But the stipulated scenario is not about highly productive employees. The author is saying that even if he's less productive, he thinks that he should be allowed to work at home.
Obviously, "less productive" is an implicit comparison with some base level of productivity, and we don't know what that level of productivity is. I think that the author implies that he thinks his base level of productivity is "high enough." On the other hand, reading between the lines, his coworkers may think that his base level of productivity is "not actually all that high." And we don't know how much less "less" is.
If an employer has a choice between "happy, unproductive employee" and "unhappy, productive employee," I'll suggest that the rational approach is to get "unhappy, productive employee." In that scenario, you'll get useful work out of the person until they quit, and then you'll have another chance to hire someone who's happy and productive. In the happy, unproductive scenario, that person is a drain on your resources until you fire them, which is inherently more expensive than someone quitting, and often more of a morale hit than an unhappy person quitting is.
(Any real scenario will be more complex than the previous paragraph).
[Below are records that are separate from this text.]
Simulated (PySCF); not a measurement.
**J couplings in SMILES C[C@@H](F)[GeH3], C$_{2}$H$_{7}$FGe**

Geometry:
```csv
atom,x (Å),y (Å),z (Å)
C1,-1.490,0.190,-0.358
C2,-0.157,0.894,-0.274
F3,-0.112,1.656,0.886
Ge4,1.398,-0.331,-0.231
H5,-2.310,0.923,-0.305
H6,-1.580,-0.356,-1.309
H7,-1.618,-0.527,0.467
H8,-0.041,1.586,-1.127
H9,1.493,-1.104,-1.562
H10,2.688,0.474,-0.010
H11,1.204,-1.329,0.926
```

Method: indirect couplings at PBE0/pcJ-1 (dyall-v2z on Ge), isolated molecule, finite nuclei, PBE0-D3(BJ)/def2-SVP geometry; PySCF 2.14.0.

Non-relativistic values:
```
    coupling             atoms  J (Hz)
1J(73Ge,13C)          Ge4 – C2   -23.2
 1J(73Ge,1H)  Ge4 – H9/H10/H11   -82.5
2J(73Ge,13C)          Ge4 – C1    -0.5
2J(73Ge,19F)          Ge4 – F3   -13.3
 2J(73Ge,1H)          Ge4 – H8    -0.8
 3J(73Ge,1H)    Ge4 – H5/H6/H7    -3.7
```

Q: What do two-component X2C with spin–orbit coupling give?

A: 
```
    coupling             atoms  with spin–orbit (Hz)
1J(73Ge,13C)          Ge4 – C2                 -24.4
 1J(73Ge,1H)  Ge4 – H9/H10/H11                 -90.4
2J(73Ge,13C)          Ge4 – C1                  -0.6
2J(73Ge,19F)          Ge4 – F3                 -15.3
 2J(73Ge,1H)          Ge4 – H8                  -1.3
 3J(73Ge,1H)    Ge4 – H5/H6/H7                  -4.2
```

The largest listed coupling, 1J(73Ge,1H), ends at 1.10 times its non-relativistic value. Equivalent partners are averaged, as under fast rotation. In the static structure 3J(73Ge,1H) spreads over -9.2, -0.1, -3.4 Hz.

I guess I've been doing it so long that I don't really think of it as allowed anymore. It's just something that I feel is my choice. I've gone so far as to co-found my own consulting company so that no one will get to make that decision for me in the future. I will make my own decisions about how and where I should work.
This idea cuts straight to the heart of the argument.
If you view your employer as a master who gets to tell you how and where and when to work, for the pittance he affords you so you can live to work another day, and so he can take all your extra productivity and initiative and IP and profit from it as he wishes, then I guess you are right.
If you view your contract with your employer as a mutual agreement where you provide a set amount of work for a set amount of money, then your productivity is your own. You can use it for a better life or more money.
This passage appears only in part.